Sandra Burdick had always told her daughter, Jessica Delario, that if she called in the middle of the night, it meant someone had died or she had just won the lottery.

So when Delario picked up her phone at about 2:20 a.m. Dec. 22 and heard her mother crying, she didn’t know what to think.

It turned out Burdick, 56, who has been playing the lottery since she quit smoking a few years ago, had just won $1 million playing Mega Millions.

“Flip it over, sign it and put it away!” Delario told her mother, referring to the winning ticket.

Monday, Burdick, of Middleport, smiled for the media as she was presented an oversized check for $1 million. She will be taking home a lump sum of $661,800.

Burdick wasn’t the only Western New Yorker to win the lottery recently. Cory and Alexandrea Hayhurst, of West Seneca, are splitting $100,000 a year for life, with a $2 million guaranteed minimum.

Cory Hayhurst, 31, was never a big lottery player. But Jan. 4 he went into the Tops Market on Harlem Road in West Seneca to get some groceries. “I just had some loose cash in my pocket,” he explained Monday at the New York Lottery’s Customer Service Center in Buffalo.

Hayhurst, a warehouse worker, bought several “Money for Life” scratch-off tickets, and when he got to his car, he scratched off three “Win for Life” symbols. In a state of shock, he called his wife, who also thought it was too good to be true.

They still seemed to be in a state of disbelief Monday as they posed with their oversized check.

The couple, who have a young son, will split $100,000 a year for the next 20 years – a net of $33,090 each. Once they get to $2 million, they will continue to receive the same annual amount for as long as Cory Hayhurst lives.

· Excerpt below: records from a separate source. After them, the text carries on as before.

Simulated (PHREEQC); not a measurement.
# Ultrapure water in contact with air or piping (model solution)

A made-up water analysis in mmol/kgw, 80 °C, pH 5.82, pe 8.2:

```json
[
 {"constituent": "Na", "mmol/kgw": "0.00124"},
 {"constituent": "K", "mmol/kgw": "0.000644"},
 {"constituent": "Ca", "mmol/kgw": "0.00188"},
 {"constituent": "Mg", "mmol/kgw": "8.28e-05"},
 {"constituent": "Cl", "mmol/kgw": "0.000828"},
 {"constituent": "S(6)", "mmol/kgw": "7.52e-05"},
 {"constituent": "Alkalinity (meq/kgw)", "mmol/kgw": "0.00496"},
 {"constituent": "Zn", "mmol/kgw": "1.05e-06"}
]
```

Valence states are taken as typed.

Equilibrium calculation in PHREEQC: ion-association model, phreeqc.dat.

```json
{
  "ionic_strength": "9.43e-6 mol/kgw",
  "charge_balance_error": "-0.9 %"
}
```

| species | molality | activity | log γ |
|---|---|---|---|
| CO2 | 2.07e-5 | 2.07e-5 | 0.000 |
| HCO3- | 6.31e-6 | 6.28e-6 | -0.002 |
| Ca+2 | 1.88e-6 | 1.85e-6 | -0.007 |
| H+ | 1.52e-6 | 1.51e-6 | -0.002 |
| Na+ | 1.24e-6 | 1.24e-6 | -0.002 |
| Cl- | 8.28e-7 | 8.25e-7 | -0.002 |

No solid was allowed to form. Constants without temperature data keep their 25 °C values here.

All of the new millionaires said they had no plans to quit their jobs but added that the extra cash would help ease financial stress.

“I think it will be a little more easy peasy,” Alexandrea Hayhurst said. “We can feel a little more comfortable.”

The Hayhursts hope to travel and invest in their future.

Burdick said she hoped to fix up her house, buy a new car and help out her children.